How to use Cassandra's Map Reduce with or w/o Pig?

Brent picture Brent · Apr 29, 2010 · Viewed 9.2k times · Source

Can someone explain how MapReduce works with Cassandra .6? I've read through the word count example, but I don't quite follow what's happening on the Cassandra end vs. the "client" end.

https://svn.apache.org/repos/asf/cassandra/trunk/contrib/word_count/

For instance, let's say I'm using Python and Pycassa, how would I load in a new map reduce function, and then call it? Does my map reduce function have to be java that's installed on the cassandra server? If so, how do I call it from Pycassa?

There's also mention of Pig making this all easier, but I'm a complete Hadoop noob, so that didn't really help.

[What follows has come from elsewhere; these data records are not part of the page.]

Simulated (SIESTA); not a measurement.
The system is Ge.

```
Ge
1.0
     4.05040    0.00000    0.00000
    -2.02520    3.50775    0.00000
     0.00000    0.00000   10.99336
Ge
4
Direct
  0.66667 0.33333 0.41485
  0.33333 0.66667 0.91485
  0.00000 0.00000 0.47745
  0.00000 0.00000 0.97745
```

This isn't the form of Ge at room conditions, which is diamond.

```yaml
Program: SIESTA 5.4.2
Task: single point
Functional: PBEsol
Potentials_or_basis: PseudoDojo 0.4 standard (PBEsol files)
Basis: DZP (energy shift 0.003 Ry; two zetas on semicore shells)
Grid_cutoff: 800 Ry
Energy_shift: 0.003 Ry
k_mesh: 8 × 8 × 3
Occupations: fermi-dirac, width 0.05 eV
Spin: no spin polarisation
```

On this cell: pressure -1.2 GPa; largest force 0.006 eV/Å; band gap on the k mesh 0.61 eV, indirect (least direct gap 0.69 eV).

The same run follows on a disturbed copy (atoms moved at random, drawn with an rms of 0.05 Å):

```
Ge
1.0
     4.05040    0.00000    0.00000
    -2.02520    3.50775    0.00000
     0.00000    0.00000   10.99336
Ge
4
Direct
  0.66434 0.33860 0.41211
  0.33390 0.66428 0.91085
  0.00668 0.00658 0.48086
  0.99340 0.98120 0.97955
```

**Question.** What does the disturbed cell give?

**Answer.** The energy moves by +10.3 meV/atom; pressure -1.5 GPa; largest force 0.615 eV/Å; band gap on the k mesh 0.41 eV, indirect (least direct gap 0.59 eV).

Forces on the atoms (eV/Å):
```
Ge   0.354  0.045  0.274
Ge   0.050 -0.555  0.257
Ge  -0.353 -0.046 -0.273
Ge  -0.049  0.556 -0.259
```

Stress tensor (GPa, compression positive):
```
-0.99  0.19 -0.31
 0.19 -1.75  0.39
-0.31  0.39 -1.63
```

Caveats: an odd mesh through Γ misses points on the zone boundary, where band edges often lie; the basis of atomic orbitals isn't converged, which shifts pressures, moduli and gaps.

Your answer can use Thrift or whatever, I just mentioned Pycassa to denote the client side. I'm just trying to understand the difference between what runs in the Cassandra cluster vs. the actual server making the requests.

Answer

Chris Bunch picture Chris Bunch · Apr 29, 2010

From what I've heard (and from here), the way that a developer writes a MapReduce program that uses Cassandra as the data source is as follows. You write a regular MapReduce program (the example you linked to is for the pure-Java version) and the jars that are now available provide a CustomInputFormat that allows the input source to be Cassandra (instead of the default, which is Hadoop).

If you're using Pycassa I'd say you're out of luck until either (1) the maintainer of that project adds support for MapReduce or (2) you throw some Python functions together that write up a Java MapReduce program and run it. The latter is definitely a bit of a hack but would get you up and going.